Wild Swimming is great fun but remember no one is drown proof.
A life lost in a swimming incident will impress no one.
It's not worth dying for a swim!
The advice given here is intended for those who are new to wild swimming and tempted to give it a try for the first time.
1 Learn to swim well
With no lifeguards to watch over you and friends who are easily distracted, you have to look after yourself even when swimming with others.
2 Don't drink and drown
On a hot day you might be dieing for a pint and and fancy a swim in cool refreshing water. Don't drink and drown. Alcohol and drugs boost confidence but drastically reduce ability.
3 Don't swim alone
Stay close enough to others to give and receive help if needed.
4 Clean and clear
Swim in clear unpolluted water. Don't let weeds or submerged rocks take you by surprise. Keep well clear of waterfalls and white water.
5 Look Before you leap
Dive into water that is too shallow and you could break your neck and end up paralyzed or worse.
Check the waters depth first and then keep a lookout for others so that you don't dive or jump onto them.
6 Protect your feet
Wear foot protection. Surf shoes or trainers are ideal. They soon dry and may even smell sweeter after a dip.
7 Adujust to the cold
Let your body adjust to cold water and stay close to the bank or shore. If you get cold GET OUT and warm up before cramp or cold exhaustion rob you of options and the ability to keep swimming.
8 Have an escape plan
In the sea: A riptide is like a hidden river that runs out to deep water. If swept out to sea, swim parallel to the shore until you are out of the rip. THEN start swimming directly back to land staying clear of the rip. If you get tired float on your back for a while and take a rest.

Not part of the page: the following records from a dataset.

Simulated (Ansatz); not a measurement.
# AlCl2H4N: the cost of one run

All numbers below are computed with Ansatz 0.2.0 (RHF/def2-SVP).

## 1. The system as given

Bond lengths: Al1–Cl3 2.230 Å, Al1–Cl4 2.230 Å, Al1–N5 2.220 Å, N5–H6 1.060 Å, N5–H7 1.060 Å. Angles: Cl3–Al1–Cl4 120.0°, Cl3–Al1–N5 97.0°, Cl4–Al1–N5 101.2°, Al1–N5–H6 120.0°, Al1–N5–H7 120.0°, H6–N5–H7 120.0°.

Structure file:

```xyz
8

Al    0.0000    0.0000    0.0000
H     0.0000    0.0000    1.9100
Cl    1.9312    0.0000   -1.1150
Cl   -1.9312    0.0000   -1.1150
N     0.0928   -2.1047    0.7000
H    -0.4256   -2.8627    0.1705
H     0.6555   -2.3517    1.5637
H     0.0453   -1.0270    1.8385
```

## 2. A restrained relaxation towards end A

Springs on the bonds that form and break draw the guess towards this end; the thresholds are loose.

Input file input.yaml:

In a river: If swept downstream float on your back with your feet in front of you toes to the surface. Bend your knees so that your feet will cushion you should you run into an obstruction (without jarring your spine). Move towards an eddy (the inside of a bend) where the current is slack to get out.
Ask locals where it is safe to swim and about any hidden dangers or currents.
Teach younger children to swim safe
Your choice: Whilst every effort has been made to ensure the accuracy of the information presented here, anyone who decides to swim in open water should remember that this, like other things we chose to do is not entirely without risk. Neither the author nor the publishers will be held legally or financially responsible for any accident, injury, loss or inconvenience sustained as a result of the information or advice contained here.